What could go wrong?
Jokes aside, this is insanely cool!
More interesting is that you made an easy to use environment authoring tool that (I haven’t tried it yet) seems really slick.
Both of those are impressive alone but together that’s very exciting.
I didn't see it in an obvious place on your github, do you have any plans to open source the training code?
I wonder if there are any computer vision projects that take a similar world emulation approach?
Imagine you collected the depth data also.
Is OP the blog’s author? Because in the post the author said that the purpose of the project is to show why NN are truly special and I wanted a more articulate view of why he/she thinks that? Good work anyway!
The special aspect of NNs (in the context of simulating worlds) is that NNs can mimic entire worlds from videos alone, without access to the source code (in the case of pokemon) or even without the source code having existed (as is the case for the real-world forest trail mimicked in this post). They mimic the entire interactive behavior of the world, not just the geometry (note e.g. the not-programmed-in autoexposure that appears when you look at the sky).
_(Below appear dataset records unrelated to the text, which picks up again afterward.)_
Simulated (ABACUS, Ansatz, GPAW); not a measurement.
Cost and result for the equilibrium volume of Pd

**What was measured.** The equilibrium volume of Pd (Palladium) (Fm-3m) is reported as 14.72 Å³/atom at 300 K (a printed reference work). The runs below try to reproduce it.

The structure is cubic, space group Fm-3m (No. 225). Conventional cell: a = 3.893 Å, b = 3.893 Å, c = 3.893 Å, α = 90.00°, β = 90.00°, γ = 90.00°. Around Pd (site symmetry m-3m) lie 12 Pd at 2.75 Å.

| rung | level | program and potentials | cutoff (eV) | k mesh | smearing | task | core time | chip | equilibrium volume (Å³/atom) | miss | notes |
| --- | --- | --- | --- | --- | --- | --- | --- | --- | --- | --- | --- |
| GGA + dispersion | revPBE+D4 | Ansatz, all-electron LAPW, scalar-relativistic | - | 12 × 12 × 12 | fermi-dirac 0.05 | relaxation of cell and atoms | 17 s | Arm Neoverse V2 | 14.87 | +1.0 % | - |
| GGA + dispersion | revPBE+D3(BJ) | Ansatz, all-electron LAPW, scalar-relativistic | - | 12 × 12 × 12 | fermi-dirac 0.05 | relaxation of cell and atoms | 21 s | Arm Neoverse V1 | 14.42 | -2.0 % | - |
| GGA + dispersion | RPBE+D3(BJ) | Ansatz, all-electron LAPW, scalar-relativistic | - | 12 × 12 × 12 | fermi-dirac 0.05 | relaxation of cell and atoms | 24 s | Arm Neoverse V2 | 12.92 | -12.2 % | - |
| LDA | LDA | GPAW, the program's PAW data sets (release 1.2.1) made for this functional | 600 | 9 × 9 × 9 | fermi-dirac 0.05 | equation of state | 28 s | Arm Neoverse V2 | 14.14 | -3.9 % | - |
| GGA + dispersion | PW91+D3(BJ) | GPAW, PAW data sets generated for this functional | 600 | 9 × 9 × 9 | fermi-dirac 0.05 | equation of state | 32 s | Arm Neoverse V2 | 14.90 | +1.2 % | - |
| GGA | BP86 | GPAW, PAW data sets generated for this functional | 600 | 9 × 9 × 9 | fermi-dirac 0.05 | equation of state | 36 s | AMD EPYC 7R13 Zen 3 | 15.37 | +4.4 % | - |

Although the neural world in the post is a toy project, and quite far from generating photorealistic frames with "trees that bend in the wind, lilypads that bob in the rain, birds that sing to each other", I think getting better results is mostly a matter of scale. See e.g. the GAIA-2 results (https://wayve.ai/wp-content/uploads/2025/03/generalisation_0..., https://wayve.ai/wp-content/uploads/2025/03/unsafe_ego_01_le...) for an example of what WMs can do without the realtime-rendering-in-a-browser constraints :)
Imagine a similar technique but with productivity software.
And a pre-trained network that adapts quickly.
edit: I see now that you mention a pricepoint of 100 GPU-hours/roughly 100$. My mistake.